Lost Moments #3: Tommy Wiseau in Portland

Here’s another Lost Moment. a blog post that’s been sitting as a draft for far too long.

I was in Portland for the May 2-4 weekend to attend their BarCamp, an “unconference” for techies, creatives and entrepreneurs. Once the conference ended, we made our way over to Hotel Deluxe’s 1940’s–movie-themed lobby bar for some post-conference drinks:

Hotel deluxe lobby

Afterwards, we went out for dinner. We walked to the restaurant on a route which took us past the Cinema 21 theatre, whose marquee proudly announced that The Room was playing that night and that its producer/writer/director/star Tommy Wiseau would be there in person:

Wiseau 1

For those of you who’ve never heard of the film The Room, it’s a modern-day Plan 9 from Outer Space. It’s a movie that defines “so bad it’s good”. Watching it, you have to be impressed that somehow this hot mess of a movie, with its confused story, stitled dialogue, acting straight out of a fifth grade pageant and sloppy directing ever got made. As a result, it’s become a cult classic, making the rounds at midnight showings at alternative and repertory theatres in the English-speaking world.

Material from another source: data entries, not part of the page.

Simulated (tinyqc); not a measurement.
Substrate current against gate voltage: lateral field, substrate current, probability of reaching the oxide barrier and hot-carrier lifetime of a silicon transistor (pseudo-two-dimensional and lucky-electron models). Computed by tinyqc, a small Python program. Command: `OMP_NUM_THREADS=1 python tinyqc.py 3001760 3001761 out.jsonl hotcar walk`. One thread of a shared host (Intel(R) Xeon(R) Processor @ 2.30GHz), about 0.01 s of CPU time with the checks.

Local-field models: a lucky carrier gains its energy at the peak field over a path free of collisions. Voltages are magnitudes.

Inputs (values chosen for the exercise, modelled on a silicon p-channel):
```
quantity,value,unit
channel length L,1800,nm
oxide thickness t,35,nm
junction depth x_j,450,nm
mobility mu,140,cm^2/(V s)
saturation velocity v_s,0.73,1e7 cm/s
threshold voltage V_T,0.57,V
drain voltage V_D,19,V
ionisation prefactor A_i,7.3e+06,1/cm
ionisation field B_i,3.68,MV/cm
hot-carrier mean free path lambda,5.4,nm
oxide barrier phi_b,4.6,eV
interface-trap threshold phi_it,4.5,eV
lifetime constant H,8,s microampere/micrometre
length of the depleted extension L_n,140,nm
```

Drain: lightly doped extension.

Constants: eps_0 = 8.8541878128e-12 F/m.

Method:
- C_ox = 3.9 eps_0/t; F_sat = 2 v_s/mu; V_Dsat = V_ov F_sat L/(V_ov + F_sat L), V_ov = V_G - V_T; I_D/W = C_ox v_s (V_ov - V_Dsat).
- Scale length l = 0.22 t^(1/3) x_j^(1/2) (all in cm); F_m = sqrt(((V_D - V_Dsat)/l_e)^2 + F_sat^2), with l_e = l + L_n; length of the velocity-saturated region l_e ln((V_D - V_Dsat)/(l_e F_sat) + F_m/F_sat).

Here’s a scene from the movie in which Johnny (the protagonist, played by Tommy Wiseau) buys flowers for his girlfriend Lisa. It’s even a minute long, but it’s more than enough to give you an idea of just how badly put together The Room is:

Tommy has no talent for either writing or delivering lines. Here’s a gem from the “Coffee Shop Scene”:

Here’s the scene everyone talks about: the “Rooftop Scene”, a.k.a. the “Oh Hi, Mark” scene. Johnny’s girlfriend Lisa want to break up with him and secretly seeing his best friend Mark. The dialogue here is all wrong:

Here’s the movie’s “Stella!” moment: You’re tearing me apart, Lisa!

As you might expect, there’s a big confrontation near the end of the film, and it’s Wiseau-riffic:

Initially, Wiseau wanted the movie to be taken seriously, but after seeing both the bad reviews and the cult following that gathering around his film, he started billing The Room as a black comedy.

As we passed the theatre, we saw Tommy himself, tossing a football with some of the people waiting in line. There’s a lot of football-tossing in the movie; he uses it as a symbol of friendship — good buddies always toss a football around in The Room, even when they’re wearing tuxedos.

Wiseau 2

I walked up to Wiseau and shook his hand. “Nice black comedy, man,” I said.

“See?” said Tommy in his trademark stilted speech pattern. “Someone who un’erstan’s my fil-um! And hey, nice accordion, guy!”

Wiseau 3

Anyone want to have a viewing of The Room anytime soon? I’ll bring some stiff drinks.